Prague, 15 October 1998 (RFE/RL) -- Western press commentators continue to assess the agreement on Kosovo between U.S. envoy Richard Holbrooke and Yugoslav President Slobodan Milosevic concluded earlier this week. Who won, some papers ask. How substantial is the accord, ask other analysts. Here's a sampling of the wide range of opinions on the subject.

GUARDIAN: The agreement is very flawed

Britain's Guardian newspaper today puts its question this way: "Have we caught Slobodan Milosevic or has he caught us?" In an editorial, the paper answers: "The agreement which Richard Holbrooke has brought back from Belgrade is very flawed. Potentially it gives us some leverage over Serbia --but it also gives Milosevic leverage over us."

The editorial continues: "What can be said for the agreement is that it will allow aid to reach Kosovo's refugees and let monitors in to try to ensure that they are not again molested by Milosevic's forces. As for the rest, it ties him to certain things which would make him subject to armed sanction if he does not deliver. It also ties us down and makes such sanction more difficult by committing us to an aid and verification operation vulnerable to harassment and obstruction."

The Guardian concludes: "It can be assumed with certainty that Milosevic's delegation will enter (the talks on Kosovo's future) in bad faith....It must be our intention to outwit him."
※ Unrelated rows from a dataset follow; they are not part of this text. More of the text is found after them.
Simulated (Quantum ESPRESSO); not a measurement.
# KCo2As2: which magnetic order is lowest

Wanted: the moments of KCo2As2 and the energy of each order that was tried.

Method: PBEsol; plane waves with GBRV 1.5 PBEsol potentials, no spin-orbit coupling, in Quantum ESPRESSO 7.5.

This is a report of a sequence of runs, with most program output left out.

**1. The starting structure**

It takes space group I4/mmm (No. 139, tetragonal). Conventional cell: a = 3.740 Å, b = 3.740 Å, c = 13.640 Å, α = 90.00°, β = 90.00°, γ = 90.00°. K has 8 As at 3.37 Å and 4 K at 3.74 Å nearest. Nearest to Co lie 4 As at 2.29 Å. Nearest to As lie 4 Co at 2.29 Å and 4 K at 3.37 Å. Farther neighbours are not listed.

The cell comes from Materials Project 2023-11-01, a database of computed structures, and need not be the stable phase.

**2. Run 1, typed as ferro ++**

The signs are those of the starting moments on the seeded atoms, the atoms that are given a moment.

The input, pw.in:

WALL STREET JOURNAL: Repeated backtracking have only made the West look ridiculous

The Wall Street Journal Europe today is far more pessimistic about the accord, titling its editorial, "Too Late for Kosovo." The paper writes: "What has become increasingly evident over the past seven months is that the West really wants no part in resolving the crisis in Kosovo. The (Holbrooke-Milosevic) agreement is just the latest evidence of this. It allows U.S. President Bill Clinton to declare peace in Kosovo, no matter how temporary, while providing himself with a new excuse (the unarmed 'peacekeepers') to avoid military action when the fighting begins again."

The WSJ continues: "It might have been reasonable for the West to declare Kosovo an intractable problem from the beginning. Instead, its repeated threats --which it has no interest in fulfilling-- and repeated backtracking have only made the West look ridiculous."

The paper adds: "The absurdity has been highlighted further this week by Mr. Holbrooke's strange claims that thanks to his diplomacy, the 'crisis' in Kosovo 'has metastasized into an emergency.'"

WASHINGTON POST: There are grounds for skepticism

The Washington Post says that "there are unfortunate grounds for skepticism about the deal that was struck." In its editorial yesterday, the paper wrote: "(The agreement) seems to fall short of NATO's original goals. Once again the West has taken on Serbian strongman Slobodan Milosevic as its partner, and once again the West will be relying on him to keep his word, a risky proposition."

The WP continued: "What Kosovo really needs, at a minimum, is a return of the autonomy it enjoyed until 1989, when Mr. Milosevic imposed a Serbian domination to help cement his nationalist ties to power. This agreement carries no such guarantees....But it remains as true today as yesterday that such things are not likely to happen if the West does not force them to happen."

WASHINGTON POST: The deal on Kosovo is just too pat

Jim Hoagland, the Washington Post's foreign-affairs columnist, says that "after this deal, Milosevic remains the villain." Hoagland writes: "Something about the way Richard Holbrooke pulled his latest diplomatic rabbit out of a Balkan top hat cries out for skepticism. The deal on Kosovo is just too pat."

Hoagland continues: "The deal may do no more than buy time for Kosovo: time for both sides to close down military action for the bitter winter that approaches, time to get those refugees into their homes or better shelter and off the television screens, time for the West to develop a political program to destabilize Mr. Milosevic and guarantee Kosovar autonomy."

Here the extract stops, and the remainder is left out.